According to a high-ranking source in the Ukrainian intelligence, the Kremlin did not have “any final plan of who would be appointed to which position,” but Medvedchuk, the former member of the outlawed Opposition Platform — For Life (OPZZh) party, who is suspected of treason, “saw himself in the top roles.”
Volodymyr Sivkovych, the National Security and Defense Council’s deputy secretary under Yanukovych’s presidency, who is currently hiding in Russia, was preparing to become the “manager” of the puppet “authority.”
Interlocutors of the newspaper say that Medvedchuk was one of the few who knew exactly about the Russian invasion, and even participated in its preparation.
Medvedchuk stopped communicating early on Feb. 24 and appeared in the OPZZh’s party chat only on Feb. 26, when Illia Kyva, who had publicly supported Russian aggression, had to be expelled from the faction.
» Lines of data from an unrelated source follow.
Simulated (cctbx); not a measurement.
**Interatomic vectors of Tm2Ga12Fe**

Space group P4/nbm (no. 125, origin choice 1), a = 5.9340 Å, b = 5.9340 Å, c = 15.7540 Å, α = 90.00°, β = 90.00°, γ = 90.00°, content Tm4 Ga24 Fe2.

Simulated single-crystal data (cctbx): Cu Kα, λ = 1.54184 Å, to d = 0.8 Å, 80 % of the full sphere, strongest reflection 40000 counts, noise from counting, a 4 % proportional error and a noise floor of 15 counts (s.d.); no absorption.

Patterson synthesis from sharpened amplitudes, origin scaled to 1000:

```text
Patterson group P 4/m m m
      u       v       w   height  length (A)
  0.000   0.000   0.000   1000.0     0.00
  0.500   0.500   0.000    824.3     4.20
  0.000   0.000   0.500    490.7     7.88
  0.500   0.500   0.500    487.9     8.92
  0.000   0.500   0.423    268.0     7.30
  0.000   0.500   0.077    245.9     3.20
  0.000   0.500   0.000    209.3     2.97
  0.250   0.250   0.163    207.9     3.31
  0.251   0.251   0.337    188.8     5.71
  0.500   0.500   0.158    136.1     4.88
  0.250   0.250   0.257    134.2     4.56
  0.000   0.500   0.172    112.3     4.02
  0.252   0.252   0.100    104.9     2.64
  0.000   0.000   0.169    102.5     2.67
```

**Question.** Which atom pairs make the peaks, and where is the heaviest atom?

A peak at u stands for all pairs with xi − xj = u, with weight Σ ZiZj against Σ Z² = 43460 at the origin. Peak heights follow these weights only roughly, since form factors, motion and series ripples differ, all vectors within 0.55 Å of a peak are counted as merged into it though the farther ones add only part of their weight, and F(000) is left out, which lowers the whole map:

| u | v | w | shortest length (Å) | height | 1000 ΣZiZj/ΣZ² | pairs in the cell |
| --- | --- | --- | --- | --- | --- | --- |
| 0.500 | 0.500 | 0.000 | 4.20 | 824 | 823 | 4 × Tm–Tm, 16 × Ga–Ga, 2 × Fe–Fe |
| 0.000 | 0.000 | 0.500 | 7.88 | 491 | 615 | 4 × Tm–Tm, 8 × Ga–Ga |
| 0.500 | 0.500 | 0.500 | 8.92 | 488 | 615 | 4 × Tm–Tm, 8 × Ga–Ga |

Medvedchuk then managed to persuade the OPZZh faction’s members and postpone Kyva’s expulsion.
According to the Ukrainian special services, the invaders planned that the Verkhovna Rada, Ukraine’s parliament, once surrounded by Russian troops, would remove its chairman, Ruslan Stefanchuk, on Feb. 27, and Medvedchuk would become “spokesman” and “acting president,” the newspaper reports.
After the Russian plans failed and Medvedchuk disappeared, Russia came up with “plan B” — fugitive former President Viktor Yanukovych. He tried to challenge the Verkhovna Rada’s act on his self-removal through the Kyiv District Administrative Court.
“After Medvedchuk’s ‘disappearance,’ the Russians did consider the option of returning Yanukovych to Ukraine,” the newspaper’s sources in the SBU security service said.
“He was to have announced again that he is the ‘legitimate’ (president) and other such nonsense.”
On Feb. 27, 2022, days after Russia launched a full-scale invasion of Ukraine, Medvedchuk escaped from house arrest. He was charged with high treason, in connection with the “coal case,” which concerns Ukraine purchasing coal from Russian proxies in Donbas in 2014-2015.
On April 16, a court in Lviv arrested Medvedchuk, with no bail.
The biggest prisoner swap of the war so far took place on Sept. 21, 2022, when 215 people were freed from Russian captivity. Of them, 108 were defenders of Azovstal, including five commanders.
The Azovstal commanders were exchanged for 55 Russian military personnel, while Ukraine handed over Medvedchuk, a former oligarch and a personal friend of Russian dictator Vladimir Putin.
On Jan. 13, the Verkhovna Rada voted to deprive them of their deputy’s seats.
On Feb. 17, Medvedchuk said that he had been “forced” to live in Moscow.